Hoisting myself up until hipbones met metal, any energy directed toward rational contemplation lasted no more than a moment. With a little bounce inspired by elementary gymnastics, I swung my legs out to the side, emphatically dismounting the dumpster – cardboard prize in hand. Four solemn faces met my stubborn, angry eyes.
With bare feet embracing the hot Utah asphalt, I shaded my gaze to look across the parking lot, hot vapors dancing above it. Whispering witnesses to fury, they melted into an otherwise mundane weekday afternoon. Pebbles and tar bits clung to my soles as I marched into the five-and-dime style gas station, asking the attendant if I could please borrow a sharpie.
“Colorado,” I penned. I was not getting back in that car.
Hi, I’m Kelsey Tungseth, a twenty-nine year old advocate for education through exposure. Whether observing new places or seeing life through a culture not your own, I believe travel to be much more than a visit or exploration of places. My learning style varies and occasionally the textbook studying/ paper writing/ test taking obligations satiate my hunger for knowledge and experience. Other times, it’s backpacking ol’ me, thumb out on the side of the road, trusty journal in hand.

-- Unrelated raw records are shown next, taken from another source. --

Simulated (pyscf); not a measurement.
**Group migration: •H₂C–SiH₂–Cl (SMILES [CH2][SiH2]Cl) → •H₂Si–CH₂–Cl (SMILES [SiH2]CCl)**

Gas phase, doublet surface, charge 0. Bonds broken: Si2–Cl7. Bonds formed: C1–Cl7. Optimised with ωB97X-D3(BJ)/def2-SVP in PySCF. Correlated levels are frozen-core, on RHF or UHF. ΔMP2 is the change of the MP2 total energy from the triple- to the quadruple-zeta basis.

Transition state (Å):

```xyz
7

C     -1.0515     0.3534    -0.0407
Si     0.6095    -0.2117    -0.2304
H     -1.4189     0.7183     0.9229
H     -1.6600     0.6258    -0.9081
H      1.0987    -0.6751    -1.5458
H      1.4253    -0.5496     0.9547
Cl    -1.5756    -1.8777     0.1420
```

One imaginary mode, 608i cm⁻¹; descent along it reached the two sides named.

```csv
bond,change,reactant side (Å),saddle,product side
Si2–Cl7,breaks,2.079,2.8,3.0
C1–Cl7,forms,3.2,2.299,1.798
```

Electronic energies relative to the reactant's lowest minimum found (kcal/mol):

Of all my tales from the U.S. of A., I felt the best kickoff for this project was describing the time I got out of the car in Utah after a fight with my brothers, ripping the highway map out of the atlas and insisting I hitchhike home to Colorado on my own. I say that because this is an intro to this blog series and a glimpse into me. Ever since that day seven years ago, I’ve kept those taped pages folded up and close to my journals – and I still take a marker to the map any time I drive on a new highway. At twenty-two, I thought I was invincible, but a lot of people would just call it senseless.
What is it that makes us feel invincible? The USA is a society greatly represented by individualism. Rather than basing our choices on how it will affect others around us, as in collectivist societies, we are encouraged to live our lives for us. For the most part, the US is even distancing itself from the belief that every person should be making the same decisions. But that is a discussion for another day. This post is an illustration of one individual’s decision.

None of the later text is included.